Chasing threads question ...

k-rod

Senior Retro Guru
Hello fellow bike builders (and machinists).

I am on the tail end of a thorough re-fresh of a mid-eighties Sherpa/Rocky Mtn bike, and am finding the fender eyelet threads to be fouled with powder-coat material. While I do have a great set of (brand new) taps ans dies (5mm/.8 is the one), I've never embarked on such an exercise and want to ensure I don't 'screw' things up (pardon the pun).

So - the Q is: do I just have at it with the tap, and 'tap 'er in' to each eyelet hole (carefully), while using a bit of oil to lube things through ... or ... is there some sort of thread chasing technique or secret that y'all might wish to share with me, so that I am having the best chance to doing this properly and successfully ... ??

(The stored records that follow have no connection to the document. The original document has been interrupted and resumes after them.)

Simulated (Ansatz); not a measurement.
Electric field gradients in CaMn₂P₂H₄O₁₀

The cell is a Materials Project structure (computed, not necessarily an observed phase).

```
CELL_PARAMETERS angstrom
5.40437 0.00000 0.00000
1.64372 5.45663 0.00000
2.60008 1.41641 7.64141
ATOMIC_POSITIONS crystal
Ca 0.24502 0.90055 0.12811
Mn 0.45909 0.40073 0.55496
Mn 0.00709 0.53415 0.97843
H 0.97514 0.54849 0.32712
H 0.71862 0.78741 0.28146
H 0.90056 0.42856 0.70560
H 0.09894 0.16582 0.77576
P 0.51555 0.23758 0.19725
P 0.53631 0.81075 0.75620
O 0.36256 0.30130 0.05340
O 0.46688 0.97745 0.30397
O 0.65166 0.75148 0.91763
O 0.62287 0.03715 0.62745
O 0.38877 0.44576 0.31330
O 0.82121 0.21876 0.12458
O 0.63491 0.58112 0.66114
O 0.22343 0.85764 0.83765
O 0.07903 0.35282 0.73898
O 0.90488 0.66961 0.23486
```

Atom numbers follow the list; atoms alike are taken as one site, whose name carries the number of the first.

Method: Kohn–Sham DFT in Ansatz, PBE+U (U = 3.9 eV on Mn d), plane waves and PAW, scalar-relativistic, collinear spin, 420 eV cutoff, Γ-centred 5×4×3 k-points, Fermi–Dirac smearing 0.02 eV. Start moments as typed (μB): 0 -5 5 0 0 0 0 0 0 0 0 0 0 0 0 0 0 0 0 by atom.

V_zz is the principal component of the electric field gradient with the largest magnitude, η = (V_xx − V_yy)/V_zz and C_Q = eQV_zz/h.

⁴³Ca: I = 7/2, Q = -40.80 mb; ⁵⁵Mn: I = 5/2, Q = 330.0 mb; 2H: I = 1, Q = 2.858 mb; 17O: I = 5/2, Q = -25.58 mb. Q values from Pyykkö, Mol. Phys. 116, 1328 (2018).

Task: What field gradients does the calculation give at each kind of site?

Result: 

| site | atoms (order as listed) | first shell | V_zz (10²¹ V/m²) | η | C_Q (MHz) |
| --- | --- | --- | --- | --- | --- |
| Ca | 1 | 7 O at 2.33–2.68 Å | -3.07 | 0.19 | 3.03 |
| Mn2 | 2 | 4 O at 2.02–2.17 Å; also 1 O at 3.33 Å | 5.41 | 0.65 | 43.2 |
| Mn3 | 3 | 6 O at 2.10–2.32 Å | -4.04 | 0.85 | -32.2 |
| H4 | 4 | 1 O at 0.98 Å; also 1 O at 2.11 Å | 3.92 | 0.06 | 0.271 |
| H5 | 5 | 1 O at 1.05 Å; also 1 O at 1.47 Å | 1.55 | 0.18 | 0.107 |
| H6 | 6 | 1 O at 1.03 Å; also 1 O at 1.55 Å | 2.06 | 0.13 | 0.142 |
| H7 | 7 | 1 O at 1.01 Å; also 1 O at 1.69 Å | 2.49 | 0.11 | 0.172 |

And - thank you gazillions for your time and help!! :!:

kr
 
Turn them in, don’t tap them in. One turn in, half a turn out to clean the threads as you go... Am I stating the obvious? Sorry if so. No expert, but just did the same job on the rusty eyelets on my Dawes.
 
Re:

Initially if you're not familiar with the process it may help using an intermediate tap first, it'll just be easier to start & reduce the possibility of cross-threading!
 
Practice on some old nuts. Rusty, painted, crud filled. Stick them in a vice or mole grips and have a go. Its likely you got taper taps, rather than intermediate, if you got a home kit. They are designed to start a tap in a drilled hole with less chance of cross threading. They are not as good as plug (intermediate) taps for what your doing, but will do the job just fine. Just go steady.

In a pre threaded hole, the tap should go through really easy, even if blocked with powercoat. If you feel any resistance or see anything other than powder residue coming out stop.

It may be good to clear the hole as much as possible first.

Once you have done a couple, you should be fine.
 
Re:

Well - that was easy enough!

Pretty simple, really ... just a slight bit of positive pressure on the tap, while ensuring that it remains aligned with the hole ... and gradual turns in and then back out again - using only finger pressure (I turned the chuck by hand, without using the t-handle) with some light oil for a lube ...

and presto - perfectly cleaned/reamed threads.